THE GABBLER

July 30th, 2012
A Face Full of Humiliation, or, How the Boy Scouts Ruined My Life

The following excerpt comes from a book of essays written by former Boy Scouts who were asked to leave the organization following either accusations or open admissions of homosexuality. The book is due out this August and will be titled Living Outside the Scout Law.  This particular excerpt tells the story of John Cooper, a heterosexual Boy Scout camp counselor who was fired after video footage of an embarrassing incident in the camp’s boat house. The essay is titled “A Face Full of Humiliation, or, How the Boy Scouts Ruined My Life.”

 

I’m not proud of what happened, I’ll admit it. It was quite possibly the single most embarrassing moment of my entire life and as soon as it was over, I really, really, REALLY just wanted to run away from that boat house as quickly as possible and forget I had ever been there. But apparently the humiliation of falling face first into another man’s crotch wasn’t enough. Apparently, on top of everything, I have to get fired for my supposed homosexuality.

Here’s how it went down. Just a few moments of pure and total and complete humiliation. One of my campers, too busy burping the alphabet to pay attention to my instructions, had forgotten to grab a life vest before our canoe trip. So I headed into the boat house, greeting my fellow counselor Dave. That’s when it happened. I’m not sure exactly what I tripped over, but I think it was an oar. All I know is that one minute I’m asking Dave if he hit it on his date last night and the next minute I’m falling face forward into his crotch and grabbing onto the only thing I could find to stabilize myself: his ass. To top it all off Dave’s only reaction was to let out what sounded suspiciously like a moan and stabilize himself on the only thing he could find: my head. It was the single most embarrassing event of my life. I barely even managed to mumble a “sorry, man” before I grabbed a life vest and ran out of the boat house.

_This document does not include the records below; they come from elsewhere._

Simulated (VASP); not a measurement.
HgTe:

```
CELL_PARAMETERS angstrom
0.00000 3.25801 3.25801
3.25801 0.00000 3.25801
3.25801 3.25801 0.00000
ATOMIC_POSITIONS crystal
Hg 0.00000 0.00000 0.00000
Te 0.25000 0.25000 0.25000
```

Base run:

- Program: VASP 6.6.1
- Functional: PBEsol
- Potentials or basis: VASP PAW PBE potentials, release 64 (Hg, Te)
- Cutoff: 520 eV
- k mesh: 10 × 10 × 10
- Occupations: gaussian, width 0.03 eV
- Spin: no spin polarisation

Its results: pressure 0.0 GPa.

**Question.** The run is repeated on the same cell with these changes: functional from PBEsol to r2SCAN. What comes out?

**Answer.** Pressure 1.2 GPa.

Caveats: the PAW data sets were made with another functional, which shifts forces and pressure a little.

The rest of the day, I focused all of my energy on forgetting what had happened and avoiding Dave. I only had about five minutes left to my day before I could head out, meet up with my girlfriend Tiffany, who worked at the nearby Girl Scouts camp, and prove my manhood to her and to myself. But just as I was saying goodbye to my campers and picking up my wallet and car keys, my supervisor came up to me and asked to see me in his office.

“Listen, John, I have something pretty disturbing to talk to you about. You’ll want to sit down for this one,” he said as soon as I got into his office.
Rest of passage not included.